07 April 2017
The Clutha district could be the first in New Zealand to implement an adverse events plan for the evacuation of livestock during a disaster.
At a recent Clutha District Council meeting, Civil Defence outlined a plan that would put procedures in place to deal with threats to farmers' stock and their livelihood, in natural disasters such as flooding.
One of several Clutha adverse events plan coordinators, Graeme Booth, said animal welfare was now a requirement under Civil Defence and Emergency Management Otago.
"It used to be about people, but now because of MPI [Ministry for Primary Industries] requirements regarding animal welfare, livestock is now under Civil Defence, that animals must be looked after."
Booth, a retired farmer, had been involved in formulating a plan for many years. It became clear following the 1978 flood, which resulted in the loss of at least 21,000 animals , and severe flooding in the 1990s, that there was no formal plan for evacuating farm animals.

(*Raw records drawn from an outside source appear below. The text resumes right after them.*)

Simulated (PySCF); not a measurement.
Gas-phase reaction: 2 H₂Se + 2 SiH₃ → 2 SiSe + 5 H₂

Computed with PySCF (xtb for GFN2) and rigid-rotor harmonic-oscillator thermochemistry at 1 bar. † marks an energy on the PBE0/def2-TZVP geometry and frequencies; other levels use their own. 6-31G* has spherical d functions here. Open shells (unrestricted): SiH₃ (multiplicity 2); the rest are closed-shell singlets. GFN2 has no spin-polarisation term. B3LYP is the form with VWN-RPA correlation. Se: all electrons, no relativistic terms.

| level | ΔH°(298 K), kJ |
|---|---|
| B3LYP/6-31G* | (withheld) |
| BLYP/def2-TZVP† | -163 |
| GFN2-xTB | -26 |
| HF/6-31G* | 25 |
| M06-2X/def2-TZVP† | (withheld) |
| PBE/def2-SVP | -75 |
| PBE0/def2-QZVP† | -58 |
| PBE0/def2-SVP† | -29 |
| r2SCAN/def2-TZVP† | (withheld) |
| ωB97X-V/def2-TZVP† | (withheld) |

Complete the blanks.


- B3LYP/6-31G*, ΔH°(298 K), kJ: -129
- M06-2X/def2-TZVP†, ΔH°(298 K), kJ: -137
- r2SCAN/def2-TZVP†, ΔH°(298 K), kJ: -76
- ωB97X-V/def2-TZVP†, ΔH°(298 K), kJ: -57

Since then, he had been working with other farmers to establish communications centres and coordinate evacuation and movement of livestock to high ground in three key areas, Paretai near Kaka Point, Inch Clutha and Kaitangata-Stirling.
This has now been incorporated into Civil Defence, to trigger a response in the event of a livestock-threatening event.
"This is unique to Clutha. We talked to other farmers around the country, and it could be that it forms the basis on an overall plan throughout the country, to come into emergency management planning."
The Clutha delta was particularly vulnerable to flooding, he said.
"We would hope that the Pomahaka and Clutha rivers would not ever peak at the same time. If that happened, Civil Defence would have a real problem.'
Balclutha-based Emergency Management Otago officer Brendon Smith, who was involved in coordinating aspects of the civil defence emergency response for the Kaikoura earthquake in November said, "if you have no stock you have no district".
History showed flooding could happen anytime, with catastrophic results, he said.
Several major floods have occurred on the Clutha, most notably the "Hundred year floods" of October 14-16,1878 and a century later, of October 13-15,1978.
The 1878 flood is regarded as New Zealand's greatest known flood. During this, a bridge at Clydevale was washed downstream, where it collided with and destroyed the Balclutha Road Bridge.
In the 1978 flood, Balclutha, Milton and Mataura were seriously affected with many residents moved, and Kelso, on the Pomahaka River, was completely abandoned and never rebuilt once the waters subsided. At its peak, at 6am on October 15, the Clutha's flow was measured at just over 4,500 cubic metres per second.
Smith said he welcomed the knowledge that farmers had brought to Civil Defence, and the establishment of a chain of command.
"It's all about getting ready for that big day that you hope will never come."
It had become clear over the years that with the increase in share milking, the number of cows had tripled, along with the number of houses and people on properties, which had to be taken into account in the adverse events plan strategy, he said.